Industry source: TWC thinking about picking up LHN

I'm seeing some Schadenfreude here that Time Warner, which has so steadfastly refused to do a deal for distribution of the LHN, while ESPN has had to keep the checks coming to UT for a network virtually no one sees, may be the one signing the checks over to your favorite enormous state university. Of course, if they own or co-own the property, getting that first major carrier is solved.
 
My question is would the quality be any good if TWC owned it? ESPN has great production ability b/c that is what they do. TWC is a cable company not an entertainment company. Now a partnership could make sense. Only problem I can see is that this may limit their ability to go the LHN on satellite which will prevent LHN from becoming as widespead as initially thought.
 
TWC would be looking to recoup the cost of the LHN plus earning money from all of the other systems who sign-up.

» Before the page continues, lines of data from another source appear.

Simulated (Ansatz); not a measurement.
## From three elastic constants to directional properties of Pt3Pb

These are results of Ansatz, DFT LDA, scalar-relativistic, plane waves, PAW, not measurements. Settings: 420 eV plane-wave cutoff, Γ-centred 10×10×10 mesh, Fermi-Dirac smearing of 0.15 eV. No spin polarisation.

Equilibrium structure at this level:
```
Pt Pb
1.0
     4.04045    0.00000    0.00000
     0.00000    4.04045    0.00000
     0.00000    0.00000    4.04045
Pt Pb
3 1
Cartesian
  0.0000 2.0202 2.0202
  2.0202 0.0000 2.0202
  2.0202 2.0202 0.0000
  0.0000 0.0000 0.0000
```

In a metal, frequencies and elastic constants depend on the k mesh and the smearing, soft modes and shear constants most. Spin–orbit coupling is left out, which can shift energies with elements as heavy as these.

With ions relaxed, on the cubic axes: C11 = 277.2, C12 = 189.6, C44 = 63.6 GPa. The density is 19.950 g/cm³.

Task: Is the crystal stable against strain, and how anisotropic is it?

Here is the deal, as soon as TWC or Comcast signs up, the satellite and AT&T-U-verse will sign up very quickly as the competitive landscape will have changed. It is all about managing the competitiveness within the industry. The dynamics are:

** AT&T and Verizon are not competitors for land-line business [which is the part that manages U-verse and FIOS the fiber systems)] so another hammer is needed. The local cable company signing on provides that push for AT&T.

** Dish is failing as a competitor to DirecTV, but is still viewed as a competitor to the cable and fiber systems.

** TWC and Comcast (and Cox) are not competitors, but their nemesis are the satellite companies so when one of the large cable companies sign-up, the satellite companies and AT&T will be forced to sign-up or risk losing to the cable companies.